With city alleys saturated by heavy rains this spring and summer, the Public Works Department is taking a different tack on repairing them.

City manager Toby Dougherty told the Hays City Commissioners on Thursday evening that instead of using crushed concrete, as has been done in the past, the city is going to try harder rock.

“We’re going to know the cost perspective when we start figuring out how much rock it’s going to take to address these things,” Dougherty told the commissioners at their regular meeting at City Hall. “I haven’t seen the tabulation on how many man hours we’ve spent. We had two crews working for about a month afterwards trying to get the alleys back.”

Trash and recycle collection at one point were moved curbside while the alleys were saturated to keep the big trucks from tearing up the alleys.

The city typically uses crushed concrete in the alleys, as well as some limestone in the past, but those are both soft materials that break down, he said.

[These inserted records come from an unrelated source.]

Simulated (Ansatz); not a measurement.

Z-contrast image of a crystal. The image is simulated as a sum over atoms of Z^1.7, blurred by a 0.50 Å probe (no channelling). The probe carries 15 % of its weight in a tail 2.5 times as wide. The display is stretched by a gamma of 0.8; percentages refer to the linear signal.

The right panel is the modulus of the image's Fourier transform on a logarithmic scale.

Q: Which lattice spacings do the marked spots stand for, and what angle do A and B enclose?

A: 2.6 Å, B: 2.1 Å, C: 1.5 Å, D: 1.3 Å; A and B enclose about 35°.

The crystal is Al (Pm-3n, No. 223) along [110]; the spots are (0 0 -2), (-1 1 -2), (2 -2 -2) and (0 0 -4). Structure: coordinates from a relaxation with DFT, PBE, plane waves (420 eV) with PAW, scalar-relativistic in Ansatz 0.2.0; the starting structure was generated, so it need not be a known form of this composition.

Public Works director Jesse Rohr has located some harder rock from a quarry in southeastern Kansas.

“We know its going to be more expensive, but the payoff might be good,” Dougherty said.

“We had a lot of crushed concrete on hand. When we remove a street we haul it up north and we crush it and we’re able to put it back down. It’s cheap, but it’s really not effective,” he explained. “Concrete breaks down and it becomes mushy, and when it gets wet, you get a saturation. You sink.”

Rock, Dougherty said, is slower to degrade and creates a harder surface that drains water a little better.

“It’s just more expensive on the front side, but I think what we’ll find is the input will pay off,” he said. “We may have to bring this stuff by the train car load if we find a rock we like.”

So far the city has tried the harder rock on alleys between Country Lane and Willow and between Eisenhower and MacArthur.

“We’re putting down this rock in some alleys we know we’re having some problems with,” he said. “We’re going to evaluate and with your street maintenance program next year, assuming this starts working out, you’re probably going to see some big budget allocations to go in and start fixing some of our alleys to move away from the concrete and the limestone. Hopefully we’ll get a little more longevity out of these alleys.”

In other projects, Dougherty reported that:

• Public Works employees worked on stabilization of Montgomery Ditch just south of Eighth Street. Water running through the ditch was eroding the stream bed, so Public Works employees dug out the side of the stream bed, installed a concrete footing, then installed a concrete retaining wall, and then resolved the top of the soil back down to the wall.

“This will prevent the erosion for a long period of time,” Dougherty said. Cost of material and labor was about $37,000 from storm water money.

The city’s Service Division did some similar work further down the ditch, between Fifth and Sixth streets.

“That’s a very poorly designed drainage area,” Dougherty said. “We’ve taken some good steps to get it fixed up.”

• The new play feature was installed in time for the opening of the city swimming pool.

“I hear it’s a big hit,” Dougherty said. “People like it.”

• Skate Park improvements, three new obstacles, have been completed at Aubel Bickle Park at 30th Street and Sherman Ave.

“I drove by the other day and I saw some kids doing dangerous things and enjoying it,” Dougherty said.

• Free mulch for the city was given away June 8 and continues to be available to anyone who wants to come and get it.

“We’d help load them up,” Dougherty said. “We’re going to continue this, and try to promote it to get people out there.”

• Progress on 41st Street east of Home Depot continues. With a project cost of $711,000, workers are just now finishing up the culverts under the road and are starting the roadway up on the west end, he said.

“Things are actually progressing pretty well there,” Dougherty said, “despite the rain.”

• 43rd Street repairs are nearing completion.

“They should be up and running by the end of this month,” Dougherty said. “I was up there the day before yesterday and it looks like they’re cutting expansion joints in some spots.” All that remains, he said, is clean up and punch work.

• Work on Ash, Elm and Fourth near Fort Hays State University is now underway, with waterline improvements done, and road work now beginning and Fort Hays making some changes to the parking.

“There’s a lot going on, so it’s best just to avoid the area,” Dougherty said.